Searching for Captain Daniel Malcolm's gravestone in Copp's Hill Burying Ground in Boston


From an informative marker in Copp's Hill Burying Ground:

Fascinating people from Boston's history lie in this burying ground. Look to the left for the double [it's actually a triple] Worthylake gravestone, dating from 1718. Worthylake was the first keeper of the Boston Light. He and his wife and daughter drowned as they rowed to town from Noodle's Island (now East Boston) on a November Day.

If you were at the Copp's Hill Burying Ground on Wednesday, you may have heard a man with an English accent calling across the cemetery, "Did you find it? Is it from 1769?", to which an American woman shouted, "No, but I don't think that this is Snowhill Street!" Were Tony and I looking for buried treasure or for a long lost relative? Nope! We were on the quest of an interesting story - something that people who make YouTube videos and bloggers seem to have in common.

After spotting the aforementioned Worthylake family triple gravestone without any difficulties, Tony and I were stumped by the next set of clues:

"Wander down the path towards Snowhill Street and turn in, behind the tree on the left, to find the Daniel Malcolm stone of 1769. This merchant of Fleet Street opposed the British Revenue Acts by smuggling 60 kegs of wine into Boston from a ship. Legend says that British soldiers read his epitaph and then used the stone for target practice, leaving bullet marks on it."

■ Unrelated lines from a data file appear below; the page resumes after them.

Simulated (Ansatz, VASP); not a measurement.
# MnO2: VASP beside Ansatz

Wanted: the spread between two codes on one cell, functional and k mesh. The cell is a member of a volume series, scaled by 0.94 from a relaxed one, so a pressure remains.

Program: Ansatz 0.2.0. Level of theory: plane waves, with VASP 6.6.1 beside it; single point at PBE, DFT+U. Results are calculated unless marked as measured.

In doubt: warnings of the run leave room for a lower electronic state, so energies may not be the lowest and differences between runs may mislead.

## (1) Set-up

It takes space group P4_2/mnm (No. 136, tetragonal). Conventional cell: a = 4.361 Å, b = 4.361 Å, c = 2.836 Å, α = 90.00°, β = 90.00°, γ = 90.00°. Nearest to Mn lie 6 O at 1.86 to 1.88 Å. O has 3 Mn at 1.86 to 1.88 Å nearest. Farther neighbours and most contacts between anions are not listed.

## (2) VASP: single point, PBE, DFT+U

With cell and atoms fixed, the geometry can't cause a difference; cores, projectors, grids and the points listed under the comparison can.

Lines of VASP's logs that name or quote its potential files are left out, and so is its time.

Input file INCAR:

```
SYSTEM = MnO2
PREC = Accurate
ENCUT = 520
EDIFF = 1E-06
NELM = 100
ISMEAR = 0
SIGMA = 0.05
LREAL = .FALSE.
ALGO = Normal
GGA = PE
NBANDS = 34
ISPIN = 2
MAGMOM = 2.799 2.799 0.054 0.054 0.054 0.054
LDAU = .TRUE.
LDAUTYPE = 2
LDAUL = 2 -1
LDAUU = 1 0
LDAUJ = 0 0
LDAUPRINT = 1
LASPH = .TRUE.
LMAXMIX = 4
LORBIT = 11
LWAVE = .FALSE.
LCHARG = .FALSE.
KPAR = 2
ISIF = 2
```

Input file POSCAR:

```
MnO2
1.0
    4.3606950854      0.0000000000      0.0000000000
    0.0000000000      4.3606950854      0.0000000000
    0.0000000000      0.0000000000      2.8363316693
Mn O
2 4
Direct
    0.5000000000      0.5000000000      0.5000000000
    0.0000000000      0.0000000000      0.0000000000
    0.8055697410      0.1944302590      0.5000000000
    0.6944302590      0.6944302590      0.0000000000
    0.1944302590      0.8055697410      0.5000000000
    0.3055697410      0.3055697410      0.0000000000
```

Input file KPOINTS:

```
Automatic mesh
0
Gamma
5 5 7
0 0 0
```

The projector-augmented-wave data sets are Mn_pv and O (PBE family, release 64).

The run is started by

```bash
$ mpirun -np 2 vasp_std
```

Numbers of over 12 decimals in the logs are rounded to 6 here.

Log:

When Tony spied a large white monument at the bottom of the cemetery, he remarked that it would have made a good target and noted that some of the notches looked like bullet marks. But as we weren't near Snowhill Street, we went back to re-read the marker before spreading out like a pair of detectives on a difficult case. It wasn't long before Tony pointed to the stone in front of him and said, "I think that this is it" before adding that he wasn't sure because there weren't any signs of bullet marks. Since we were following the Freedom Trail and I was feeling rather patriotic, I couldn't help but reply that perhaps there weren't any marks because the British soldiers weren't very accurate marksmen. But a strange thing happened when I put the camera's viewfinder to my eye. There they were -- the marks from the bullets, including a perfect shot that punctured the death's head on the gravestone.

Captain Daniel Malcolm's tombstone is on the left.
Ann Malcolm's tombstone is the smaller one of the right.

A "winged skull" or "death's head" is carved on the gravestones of Captain Daniel Malcolm and his wife, Ann Malcolm, just as it is on 80% of the tombstones in Copp's Hill. A symbol of death and mortality, the death's head has been used since the medieval period and reflects the influence of the Puritan religion.
Here he's buried in a 
Stone Grave 10 feet deep
Cap DANIEL MALCOLM Mercht
who departed this Life
october 23rd 1769
Aged 44 Years
a true son of Liberty
a Friend to the Publick
An Enemy to oppression
and one of the foremost
in opposing the Revenue Acts
on America.

Comments

  1. Now the story is how did you not see the holes? They look so obvious. That's such a curious thing--makes me wonder what else we might be missing by not seeing the world through a lens.

    I love old graveyards too. Philadelphia has some fine ones. And in Kentucky where I went to college, friends took me to a graveyard to see a tombstone with my name on it! Yikes. And my last name is not that common. Oh well.

    It's it interesting the difference in cemeteries? Pere Lachaise looks like a city, with robust architecture, streets and the such. Here our cemeteries are graveyards.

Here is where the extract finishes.